10 Years Ago—June 2010
• The Tomorrow River Lions Club held its fifth annual “Gone Too Soon” Memorial Softball Tournament on June 18-19 at Nelson Park with eight teams competing. The Klements/Milwaukee Brewers Racing Sausages made an appearance the first night of the tournament to compete in a local version of their famous sausage race.
• Deena Gordon opened Vision, an interior design/home décor shop with an ice cream and smoothie parlor in the rear, in the former television repair shop on Main Street in Amherst.
• The Friends of the Lettie Jensen Library raised more than $1,100 for the library through a silent auction.
• The Tomorrow River Chautauqua held a “Rolling Chautauqua” bus tour of area lakes and rivers April 9. Ray Reser and John “Crow” Wright shared their knowledge of local Native American history of the area.
• Submissions were being sought for the fifth annual Central Wisconsin Film Festival, scheduled for November 5-7. The Jensen Center was one of the theaters used to show the films later that year.
• UW-Stevens Point professor of water resources George Kraft received the American Water Resources Association (Wisconsin section) Distinguished Service Award. It’s the organization’s highest honor given to water resource professionals, scientists, and policymakers who have made exceptional contributions to enhance the water quality of water resources in Wisconsin.
• UW-Stevens Point professor of global conservation Michael Dombeck received the Ansel Adams Award from the Wilderness Society. His work to restore balance to the management of 155 national forests, making clean water, recreation, and fish and wildlife priorities, as well as much other conservation work, were cited as the reasons for his award.
• The Spirit presented a two-page feature on the amazing model railroad layout of Amherst Junction’s Gordy Sauve. He and Amherst’s Dennis Cook are two local members of the Waupaca Area Model Railroaders Club, which was preparing for an exhibition at the June 19-20 Strawberry Festival in Waupaca.
• Kathryn Jeffers shared the story of converting the Amherst Coffee Company into Morning Star Coffee & Bistro. (The building now houses The Landmark.)
• As its 40th anniversary approached, area residents who attended the Iola Rock Fest/People’s Fest in 1970 shared their memories.
• Paragon Potato Farms of Bancroft and the Portage County Literacy Council received the Outstanding Achievement Workplace Literacy Award from Wisconsin Literacy for their work in teaching English to their Spanish-speaking employees and vice-versa. Much of the teaching was coordinated by Desiah Melby.

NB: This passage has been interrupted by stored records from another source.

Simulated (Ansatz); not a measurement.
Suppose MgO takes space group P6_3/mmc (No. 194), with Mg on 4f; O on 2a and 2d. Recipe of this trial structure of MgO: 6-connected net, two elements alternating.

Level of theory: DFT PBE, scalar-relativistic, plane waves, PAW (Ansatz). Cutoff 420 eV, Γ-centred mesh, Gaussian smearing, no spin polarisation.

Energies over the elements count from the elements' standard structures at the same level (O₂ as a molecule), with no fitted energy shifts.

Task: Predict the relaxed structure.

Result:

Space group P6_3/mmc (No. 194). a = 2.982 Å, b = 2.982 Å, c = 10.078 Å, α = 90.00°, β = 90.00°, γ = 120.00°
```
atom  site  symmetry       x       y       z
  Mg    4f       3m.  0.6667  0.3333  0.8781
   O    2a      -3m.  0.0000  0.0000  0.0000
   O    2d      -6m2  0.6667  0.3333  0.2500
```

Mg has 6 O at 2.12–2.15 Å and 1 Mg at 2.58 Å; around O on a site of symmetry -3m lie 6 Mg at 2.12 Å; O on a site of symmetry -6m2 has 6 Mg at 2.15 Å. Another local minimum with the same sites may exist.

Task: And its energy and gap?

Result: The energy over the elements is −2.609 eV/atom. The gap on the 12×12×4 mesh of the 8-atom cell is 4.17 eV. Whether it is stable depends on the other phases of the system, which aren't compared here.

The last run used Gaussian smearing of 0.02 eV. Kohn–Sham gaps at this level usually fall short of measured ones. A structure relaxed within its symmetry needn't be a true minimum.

• Jenna Pitt was named the 2010 Scholar Athlete in Division 3-Girls by the Wisconsin Interscholastic Athletic Association.
The Community Spirit continues to search for a local writer/historian to produce future installments of this column. Interested? Contact Bonni at email@example.com or Brent at firstname.lastname@example.org. A small stipend for the work is available.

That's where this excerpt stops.